South West recycling goes abroad

  • 7 March 2013
  • From the section England
Plastic bottles for recycling
Image caption Local authorities in the South West say they are trying to reduce landfill costs

Some of the South West's recycling is being sent abroad for processing to help reduce landfill costs.

The majority of recyclable material collected in Devon, Cornwall, Somerset and Dorset is dealt with either locally or elsewhere in the UK.

However, about 5% goes abroad - including textiles and footwear which is shipped to developing countries in Africa, Asia and eastern Europe.

Hundreds of tonnes of plastic are sent to China, where costs are lower.

Somerset Waste Partnership told BBC Environment Correspondent Adrian Campbell that 95% of its recycling is being processed in the UK - with paper sent to Kent and steel sent to Port Talbot in Wales.

However, 98 tonnes of plastic was sent to Hong Kong last year, it said.

"We buy most of our products now from China and other countries, so perhaps it's not too surprising that to manufacture new products and packaging they need the material to go back there," spokesman David Mansell said.

Councils in the South West are trying to reduce the amount of waste going into landfill which has to be paid for.

Steve Burdis, from Dorset Waste Partnership, said it was "not in the interest" of any local authority to put recycling material back into landfill when costs are so high.

"Recycling has an income, whereas landfill is very rapidly getting up to £100 a tonne," he said.

Annette Dentith, from Devon County Council, said its current recycling rate was 55%.
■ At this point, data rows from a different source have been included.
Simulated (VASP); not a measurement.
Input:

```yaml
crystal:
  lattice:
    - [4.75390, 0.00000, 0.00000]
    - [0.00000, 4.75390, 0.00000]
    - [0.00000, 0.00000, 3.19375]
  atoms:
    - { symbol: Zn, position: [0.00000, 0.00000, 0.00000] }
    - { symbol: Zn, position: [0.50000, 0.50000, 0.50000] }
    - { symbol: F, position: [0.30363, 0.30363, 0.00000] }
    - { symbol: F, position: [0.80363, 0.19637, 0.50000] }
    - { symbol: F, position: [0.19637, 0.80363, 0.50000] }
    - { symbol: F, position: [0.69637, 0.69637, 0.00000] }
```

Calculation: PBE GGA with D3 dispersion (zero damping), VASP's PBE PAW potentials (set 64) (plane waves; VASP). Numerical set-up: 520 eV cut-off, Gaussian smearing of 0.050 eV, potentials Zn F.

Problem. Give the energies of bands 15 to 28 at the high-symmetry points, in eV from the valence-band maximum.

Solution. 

Of that, she said, 95% was processed in the UK and 5% - mainly plastic and textiles were sent abroad.

SITA UK, which deals with Cornwall's waste, said some of its glass is shipped by a local Cornish company to Portugal, while some textiles are sent abroad.

"We don't want recycling material going into landfill - it's not waste, it's a commodity and we want to find an outlet," SITA's Mike Dobson said.

"If its local, that makes perfect sense, but that's not always possible."